WAKE UP!  Are you in a rut?  ARE you closer to Jesus than you were a year ago?  Regardless of the answer to that question, what can you and I PLAN to do start TODAY so next year we CAN honestly say we’re growing spiritually.  I Mean, if I just keeping doing whatever I have been doing, can I honestly expect to GROW in spiritual health?  If we’re not growing, we’re dying.  So what can we do this Advent?  What habits can we start NOW that will change OUR lives?
I have several ideas:
1)      Get yourself a Journal and every day write down what God did for you that day

2)      Bring it Mass and write down the one thing that God shows you that you can do better this week

3)      Schedule a prayer time:  for example, Get out of bed 5 minutes earlier and start your day in prayer

a.      You can read the readings of the day

b.      Read a reflection – sort-of a 1 minute homily  - there are many ways to get these:  email, internet, an app on your phone, and actual books like the Magnificat

c.       You could do an examination of conscience:  walk through your day looking for what went well, where you need to thank God, and recognize where you could have done better… then think through the day ahead and ask for God’s Grace

d.      Or follow the prayer process – these little cards are at all of the doors for Free.  It’s a simple outline to help you to hit the key points of prayer…to start to build a personal relationship with God.
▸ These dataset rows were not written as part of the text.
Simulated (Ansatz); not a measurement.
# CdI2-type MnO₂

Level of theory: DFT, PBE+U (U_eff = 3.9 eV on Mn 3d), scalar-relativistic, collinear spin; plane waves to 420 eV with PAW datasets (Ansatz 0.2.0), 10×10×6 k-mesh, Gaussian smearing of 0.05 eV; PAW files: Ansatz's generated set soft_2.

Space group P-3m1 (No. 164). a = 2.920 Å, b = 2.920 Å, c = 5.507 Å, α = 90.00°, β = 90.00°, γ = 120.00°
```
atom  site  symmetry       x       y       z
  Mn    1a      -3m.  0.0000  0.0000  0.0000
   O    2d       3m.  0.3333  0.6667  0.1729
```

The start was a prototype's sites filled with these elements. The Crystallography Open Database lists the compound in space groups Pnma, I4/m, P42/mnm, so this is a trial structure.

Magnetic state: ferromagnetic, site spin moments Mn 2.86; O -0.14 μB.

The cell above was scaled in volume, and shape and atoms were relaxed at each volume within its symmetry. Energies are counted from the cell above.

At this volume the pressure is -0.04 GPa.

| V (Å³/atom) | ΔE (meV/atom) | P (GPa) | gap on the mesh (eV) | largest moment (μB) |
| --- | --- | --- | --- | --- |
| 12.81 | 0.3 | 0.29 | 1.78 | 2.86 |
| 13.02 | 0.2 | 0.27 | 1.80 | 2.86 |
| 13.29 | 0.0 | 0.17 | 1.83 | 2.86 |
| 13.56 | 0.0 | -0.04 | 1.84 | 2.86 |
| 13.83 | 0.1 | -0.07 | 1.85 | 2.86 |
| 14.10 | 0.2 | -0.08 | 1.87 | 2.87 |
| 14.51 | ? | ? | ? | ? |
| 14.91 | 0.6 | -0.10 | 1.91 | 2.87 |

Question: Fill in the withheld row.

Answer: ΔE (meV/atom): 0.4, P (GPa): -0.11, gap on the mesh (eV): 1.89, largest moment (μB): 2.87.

4)      Pick up a Catholic book and read one per month. 

5)      Listen to a Catholic CD each week

6)      Join a Bible study… we’re going to start one on Tuesday nights in January… more info to come

7)      Make a Cursillo – it is a short course to learn what it really means to be a Disciple of Jesus

8)      Join a faith sharing group – we have several meeting weekly.  Catch me if you’re interested.

9)      Come to Eucharistic Adoration:  Wed at SR, Fri at SC – or stop in either church…we’re blessed that we have our churches open 24 hours a day.  Stop in for 5 minutes on your way to or from work.

10)  Pray a rosary together as a family – once a week – or even every day.  Or go for a walk and pray a rosary – thereby exercising your body and your spirit at the same time.

11)  If you’re not praying at meals, start now

12)  Read the Sunday readings together as a family one evening – maybe even discuss what YOU think the homily will be about

13)  Sign up to have your house blessed:  There will be more information in the next few weeks, but Father and I would love to come Bless your house.  We’re going to leave some nights open in January and February and you can sign up.  Then – invite your neighbors to do the same:  as long as we’re in the neighborhood, we may as well bless a bunch of houses the same day/night.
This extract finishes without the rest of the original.